Harriet Alexander, Daily Mail, July 16, 2020
Stefan Kozak, CEO of North America for the Austria-based company, and Amy Taylor, North America president and chief marketing officer were let go, the energy drink company confirmed on Tuesday.
Kozak and Taylor had lobbied in recent weeks for more diversity in the company and were blamed for the leak of a letter that criticized Red Bull’s ‘public silence’ on Black Lives Matter.
Florian Klaass, the Austrian-based head of global head of music, entertainment, and culture marketing, was also fired.
All three were told they were losing their jobs on Monday, Business Insider reported.
Klaass had been under fire since a February presentation in Detroit to 100 employees, discussing the global reach of the company.

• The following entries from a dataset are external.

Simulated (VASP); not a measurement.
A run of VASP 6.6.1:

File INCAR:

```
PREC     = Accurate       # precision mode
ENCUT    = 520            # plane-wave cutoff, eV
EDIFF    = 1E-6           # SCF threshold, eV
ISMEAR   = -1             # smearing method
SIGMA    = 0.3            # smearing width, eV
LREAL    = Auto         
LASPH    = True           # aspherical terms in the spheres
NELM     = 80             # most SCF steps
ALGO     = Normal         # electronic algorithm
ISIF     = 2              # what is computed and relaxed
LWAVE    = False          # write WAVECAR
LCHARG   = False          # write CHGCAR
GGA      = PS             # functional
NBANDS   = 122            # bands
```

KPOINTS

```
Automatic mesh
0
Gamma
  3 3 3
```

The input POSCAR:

In his presentation he showed a slide, which was leaked to Business Insider, of a world map that illustrated world stereotypes through American eyes.
America was marked: ‘We’re number 1!’ while Canada was labeled ‘uninhabited’.
The Middle East and Southeast Asia were marked as ‘evil doers,’ continental Europe as ‘pussies,’ and South America as ‘coffee comes from here I think.’
Mexico was marked ‘they do our laundry’; China was shown with the label ‘they make our stuff’; the Middle East had an arrow indicating ‘bombs go here’.
Antarctica was simply: ‘cold’.
Australia was marked: ‘kangaroos’, and Africa was labeled: ‘zoo animals come from here’.
Multiple employees said Klaass’ Austria-based team included the slide, despite being warned not to do so by U.S. colleagues.
The company said he was let go due to downsizing.
While Red Bull employees in the US have been pressing for the company to be more vocal about racism, Red Bull’s billionaire CEO Dietrich Mateschitz is a Donald Trump admirer who has spoken out against ‘political correctness’.
The 76-year-old tycoon also owns a media firm which has been criticized for giving a platform to far-right activists in his native Austria.
Taylor, a 20-year veteran of the company, had been working for some time on making the company more inclusive.
She is an outspoken gay rights activist and has been commended for her efforts to make the company more open and tolerant.
Taylor wanted the company to speak out about racism and was working on a project to increase black representation but the company leadership was ‘not interested’, sources claim.
The Red Bull F1 team did put a statement out on June 22 speaking of its ‘determination to tackle the challenges that we as a sport, but also society, are facing’, saying that racism ‘has no place in our modern world’.
The main Red Bull Instagram account posted a black square on June 2 in an online trend called Blackout Tuesday, which many celebrities used as a way of showing support for Black Lives Matter.
However, Kozak reportedly told employees on June 17 that the brand would not make further public comments on the matter.
Red Bull has not commented on the shake-up of its senior U.S. staff, but said the firm was dedicated to countering racism.
‘We reject racism in every form, we always have, and we always will,’ the company’s board said in a statement to The Wall Street Journal.
‘Red Bull has always put people and their dreams and accomplishments at its core and values the contribution of each and every person – no matter who they are.
‘We want everyone who feels this way to be welcome in Red Bull.’